Perceptual Prose
Using New Ways of Seeing to Teach ESL Writing Skills
Tamara Warhol, PhD and Katherine Rhodes Fields, MFA, MA TESL
Movie Magic: Using Color to Teach ESL Writing Skills
Tamara Warhol, PhD and Katherine Rhodes Fields, MFA, MA TESL
This project is part of the adaptable curriculum, Perceptual Prose, designed for High Intermediate or Advanced IEP/ESL writing courses.
Each skill for writing taught during the class is paired with a specific project based in a particular mode of visual learning that is carefully selected and paired together in order to achieve two primary goals, improving academic writing skills and promoting cross-cultural awareness.
Movie Magic was first implemented in a color theory class at the University level. Its original intent was as an exercise in looking for how color is used in cinema to ultimately communicate/express cultural, ideological and emotional information to audiences. As part of a second language classroom curriculum, Movie Magic provides the same exercise in understanding color as communication but now as an extension of cross-cultural understanding and a building block for stronger English writing skills. The Movie Magic project, a five part, hands-on, in class activity accompanying a class blog, incorporates the basic four skills in an IEP classroom, reading, writing, speaking and listening as well as gives focus to a multitude of crucial components used in academic writing. This project allows the student to build on knowledge and encourage fluency with a focus on form: descriptors.
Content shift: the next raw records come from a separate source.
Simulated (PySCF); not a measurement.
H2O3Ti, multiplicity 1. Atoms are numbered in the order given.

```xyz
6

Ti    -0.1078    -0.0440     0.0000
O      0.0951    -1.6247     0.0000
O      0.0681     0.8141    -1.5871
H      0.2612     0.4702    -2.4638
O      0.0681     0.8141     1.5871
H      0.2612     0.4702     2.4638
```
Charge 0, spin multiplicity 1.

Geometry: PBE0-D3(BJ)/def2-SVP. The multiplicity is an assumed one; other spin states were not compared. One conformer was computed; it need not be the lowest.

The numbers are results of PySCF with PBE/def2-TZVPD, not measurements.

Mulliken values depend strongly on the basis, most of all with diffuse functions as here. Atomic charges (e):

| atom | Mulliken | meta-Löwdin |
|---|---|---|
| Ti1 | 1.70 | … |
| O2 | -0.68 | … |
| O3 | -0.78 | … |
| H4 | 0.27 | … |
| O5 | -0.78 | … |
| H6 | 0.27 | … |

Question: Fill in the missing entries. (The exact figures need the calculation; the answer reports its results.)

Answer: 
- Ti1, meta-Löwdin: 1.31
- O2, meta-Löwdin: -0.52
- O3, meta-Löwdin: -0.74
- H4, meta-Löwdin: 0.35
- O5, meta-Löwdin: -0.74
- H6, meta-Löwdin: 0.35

Why Movie Magic? Movies are such a pervasive element to the cross-cultural experience. The cinematic stories lend themselves to investigate and explore how color influences the perceptions of characters and story lines while compelling the viewing audience to consider or reconsider the world of communicative language through the lens of visual story telling with color as the crux of the analysis. Incorporating the writing genre of compare and contrast falls naturally into this category since students come from such divergent cultures and benefit by looking at the similarities and differences of color in cultures and how it influences meaning, intelligibility and is a crucial part of the creative process of writing.